Bacon
Practitioner Voices: Jane Bacon

Interviewed September 2004 by Becca Gill as part of the Total Theatre Explores research project.


Jane Bacon is the Artistic Director of Redleaf Dance, and Reader in Performance Studies at University College Northampton. She is committed to explorations of process in interdisciplinary performance work that involves video, movement, sound/text within a framework of personal histories, or self-ethnographies.

Her interest in documentation and the articulation of creative processes has led to the establishment of the Arts Council England funded Choreographic Lab (artistic directors Jane Bacon and Vida Midgelow) where she and other artists can play with the blurring of boundaries, transforming the writing about performance, and other documenting processes.

Previous performance and video work includes: The Woman (2001, 2002, 2003) a continuing research project with intermittent performance outcomes, Insistence...cont'd (2001), Shimmies and Veils in Middle England (1999); Going for it! Dancing and Community in Northampton (1998); The Collection (with Midgelow, 1999); Phasia (with Hale, 2000); Practically Perfect by Practically Perfect People (with Daniels, 2000); Trains, Planes and Automobiles (with Hale, 2001).

How do you describe your artform practice?

Movement-based interdisciplinary performance.

How do you describe your work?

Well, that depends on the context. If framing it for academics, then I frame it within loose notions of ethnographic methodologies and with that add in something about the 'practice as research' agenda and the role of documentation. If I am framing it for Arts Council or an artistic audience then I frame my work around more theatrical and expressive display, something that blurs the boundaries between dance, film, song, text.

What are your main areas of inspiration and do they change with each project?

It is interesting, I don't think my primary sources of exploration have really changed in that I really like a lot of the lineage of the early stages of dance, such as the Judson group, and the politics of people doing something different, but I never really make work like that. I think it's probably something of Tricia Brown's and Yvonne Rainer's early work when they were trying to work with text and movement, attempting to destabilise the word 'dance', playing with the relationship between the audience and performer. My interest in those things seems to stay constant.

I think I have a tendency to make work which is more and more theatrical. It is a thread I have noticed over a long period of time. My early experiences of musical theatre seem to emerge in textures, colours, theatrical expression. Those are things that I really miss in most contemporary dance, and I love playing with the tension between those two worlds.

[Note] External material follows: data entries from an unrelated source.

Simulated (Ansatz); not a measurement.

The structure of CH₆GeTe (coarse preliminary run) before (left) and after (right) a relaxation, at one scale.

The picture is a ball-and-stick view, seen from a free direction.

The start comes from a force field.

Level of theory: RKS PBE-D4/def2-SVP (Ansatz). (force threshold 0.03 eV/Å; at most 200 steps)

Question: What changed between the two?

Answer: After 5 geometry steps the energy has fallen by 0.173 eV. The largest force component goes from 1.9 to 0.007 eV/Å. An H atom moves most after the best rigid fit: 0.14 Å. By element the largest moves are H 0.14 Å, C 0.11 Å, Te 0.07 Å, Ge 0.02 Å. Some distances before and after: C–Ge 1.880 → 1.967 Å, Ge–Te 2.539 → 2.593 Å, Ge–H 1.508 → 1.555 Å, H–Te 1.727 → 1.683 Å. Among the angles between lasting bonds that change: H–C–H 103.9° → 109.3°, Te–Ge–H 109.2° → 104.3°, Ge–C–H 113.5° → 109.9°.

For analytical and theatrical inspiration, I like the work of post-Jungian theorists as I believe these to be interesting for the performer's perspective.

Does gender matter in performance?

I don't think it matters, but I think it's inescapable, and I think it matters if it matters to the performer. So, if I am interested in a play or material, and begin working with material that deals with gender issues, then it matters in an obvious way, in that it matters to the work rather than to me.

Does your body determine the work you make or the way in which you make it?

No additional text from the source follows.